United States: FinCEN Announces Caesars Penalty After Multiyear Investigation

Last Updated: September 17 2015
Article by Jeffrey M. Hanna and J. Patrick Rowan

This week the Financial Crimes Enforcement Network (FinCEN) announced a Consent Agreement that imposed an $8 million civil penalty against Desert Palace, Inc. d/b/a Caesars Palace. Caesars first disclosed the investigation in SEC filings in late 2013. The investigation grew out of a 2012 audit performed by FinCEN's examiner, the Internal Revenue Service Small Business/Self-Employed Division (IRS SB/SE).

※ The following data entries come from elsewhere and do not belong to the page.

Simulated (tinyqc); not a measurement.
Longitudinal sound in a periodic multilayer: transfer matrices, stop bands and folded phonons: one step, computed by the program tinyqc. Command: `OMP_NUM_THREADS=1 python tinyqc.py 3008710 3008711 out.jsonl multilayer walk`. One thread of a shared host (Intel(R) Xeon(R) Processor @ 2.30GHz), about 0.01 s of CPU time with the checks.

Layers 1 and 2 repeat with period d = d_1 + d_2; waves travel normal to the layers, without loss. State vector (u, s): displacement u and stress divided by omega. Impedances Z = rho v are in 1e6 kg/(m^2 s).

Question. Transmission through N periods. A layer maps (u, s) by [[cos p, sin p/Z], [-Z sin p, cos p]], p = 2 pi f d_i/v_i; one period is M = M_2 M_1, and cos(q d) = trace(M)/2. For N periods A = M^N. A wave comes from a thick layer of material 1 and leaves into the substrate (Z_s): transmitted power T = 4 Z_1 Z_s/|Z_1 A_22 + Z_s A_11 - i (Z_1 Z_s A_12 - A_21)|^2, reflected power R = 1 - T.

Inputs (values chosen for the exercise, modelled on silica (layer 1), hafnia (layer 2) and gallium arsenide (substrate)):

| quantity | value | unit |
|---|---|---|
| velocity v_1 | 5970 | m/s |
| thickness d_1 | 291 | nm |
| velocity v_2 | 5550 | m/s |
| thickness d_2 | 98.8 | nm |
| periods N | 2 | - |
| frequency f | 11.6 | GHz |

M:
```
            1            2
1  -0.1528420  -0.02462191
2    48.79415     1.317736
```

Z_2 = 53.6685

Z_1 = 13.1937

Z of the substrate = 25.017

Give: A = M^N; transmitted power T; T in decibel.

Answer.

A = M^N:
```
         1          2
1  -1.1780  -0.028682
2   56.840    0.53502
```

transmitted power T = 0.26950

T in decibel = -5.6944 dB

In addition to the penalty, the Agreement made factual determinations and imposed "undertakings" – remedial measures – intended to bring Caesars into compliance with the requirements of the Bank Secrecy Act (BSA) and its implementing regulations under Title 31. The emphasis on the undertakings is consistent with FinCEN's remedial enforcement approach, and it is conceivable that the cost of the undertakings will exceed the fine. In addition, FinCEN identified many compliance concerns. Accordingly, the Agreement contains plenty of issues for compliance professionals to consider in assessing their own anti-money laundering (AML) programs.

Factual Determinations

FinCEN found that Caesars willfully violated the BSA's requirements (1) to develop and implement a reasonably designed AML program, and (2) to report suspicious activity.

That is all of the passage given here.